The S&P 500 looks poised for big gains today. But will they hold?

I’m writing this Market Minute on Sunday evening. S&P 500 futures are ripping higher – up 18 points. If the buying pressure in the futures market holds up, then the S&P 500 is going open at a new all-time high near 2660 this morning.

And, with that, the stock market’s proverbial rubber band will be just about stretched to its limit.

You see… the S&P 500 rarely strays more than 30 points from its 9-day exponential moving average (EMA). If the index stretches more than 30 points above its 9-day EMA, then it’s overbought and the rubber band is likely to snap back – producing a sudden and sharp decline back to the 9-day EMA.

If the index stretches more than 30 points below its 9-day EMA, then it’s oversold and vulnerable to a sudden rally.

The 9-day EMA for the S&P 500 is at 2620 this morning. Based on the action in the overnight futures market, the S&P 500 is likely to open near 2660 this morning. That’s 40 points above the 9-day EMA. The rubber band will be stretched. And the market will be vulnerable to a swift decline – as if from out of nowhere.

By the way… that’s exactly what happened on Friday.

After Thursday’s euphoric move, the S&P 500 was trading more than 40 points above its 9-day EMA (which was 2609 on Friday). So, the rubber band was positioned to snap back.

Then, about 90 minutes into the trading day, we got a sudden, vicious decline. Buyers disappeared. And the S&P 500 nosedived all the way back down to 2610-ish.

Of course, the tripwire was the now-discredited ABC News story that Michael Flynn would testify against President Trump. But, let’s face it, the market was set up for this sort of a move.

The Flynn news provided the catalyst. But, really, even if the Flynn news never appeared, the market would have found some other news story to justify the drop. The technical conditions demanded it.

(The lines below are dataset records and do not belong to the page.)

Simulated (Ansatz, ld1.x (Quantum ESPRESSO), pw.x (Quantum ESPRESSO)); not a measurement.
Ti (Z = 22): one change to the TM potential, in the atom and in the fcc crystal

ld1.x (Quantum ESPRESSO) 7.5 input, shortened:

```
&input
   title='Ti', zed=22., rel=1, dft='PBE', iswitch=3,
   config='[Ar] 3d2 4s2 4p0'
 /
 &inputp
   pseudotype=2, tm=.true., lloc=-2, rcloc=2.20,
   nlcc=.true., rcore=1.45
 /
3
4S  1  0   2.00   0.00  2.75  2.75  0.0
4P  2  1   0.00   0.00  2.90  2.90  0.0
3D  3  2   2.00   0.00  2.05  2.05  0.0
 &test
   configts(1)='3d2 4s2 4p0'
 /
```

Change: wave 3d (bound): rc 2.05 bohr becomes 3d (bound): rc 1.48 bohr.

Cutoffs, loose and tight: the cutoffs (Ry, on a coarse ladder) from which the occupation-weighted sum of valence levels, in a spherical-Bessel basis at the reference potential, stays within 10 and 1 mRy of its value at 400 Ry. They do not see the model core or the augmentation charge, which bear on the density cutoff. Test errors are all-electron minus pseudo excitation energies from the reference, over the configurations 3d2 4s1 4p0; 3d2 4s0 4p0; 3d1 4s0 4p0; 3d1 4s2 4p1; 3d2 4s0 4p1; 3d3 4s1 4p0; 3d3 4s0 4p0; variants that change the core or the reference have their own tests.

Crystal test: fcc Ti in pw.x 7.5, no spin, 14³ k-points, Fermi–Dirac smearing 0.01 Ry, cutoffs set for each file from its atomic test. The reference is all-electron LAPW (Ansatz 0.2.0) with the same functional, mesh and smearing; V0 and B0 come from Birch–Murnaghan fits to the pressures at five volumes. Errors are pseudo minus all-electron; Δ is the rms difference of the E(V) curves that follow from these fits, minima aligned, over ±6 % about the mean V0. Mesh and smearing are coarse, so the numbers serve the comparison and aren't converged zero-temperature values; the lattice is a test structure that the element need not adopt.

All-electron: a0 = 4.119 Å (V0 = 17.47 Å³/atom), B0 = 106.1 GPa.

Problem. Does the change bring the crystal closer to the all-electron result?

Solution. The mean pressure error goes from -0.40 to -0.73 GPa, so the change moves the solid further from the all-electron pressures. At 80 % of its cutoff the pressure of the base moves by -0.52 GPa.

That’s what traders should be on the lookout for today. If the futures hold up, then once again, the proverbial rubber band will be quite stretched to the upside. A snapback move could happen at any time.

Best regards and good trading,

Jeff Clark

Reader Mailbag

In today’s mailbag, readers react to last week’s analysis of high-yield bonds and the Volatility Index (VIX)…

A lot of things seem to be coming to a head nowadays:

HYG has been going up steadily for almost 2 years but the MACD has shown negative divergence for the same amount of time. As you stated, HYG is trying to hang on to its 50-day moving average. Its Bollinger Band width is becoming increasingly smaller over the same amount of time…

So, at some point… it seems it would make a big move and that would be down.

S&P 500 is making investors and talking heads giddy. Bitcoin – an intermediate top? More than that? Your point concerning the put/call ratio and VIX was astute. The Bollinger Bands of many precious metals are contracting, as well. Such as JNUG, for example; it was really tight yesterday.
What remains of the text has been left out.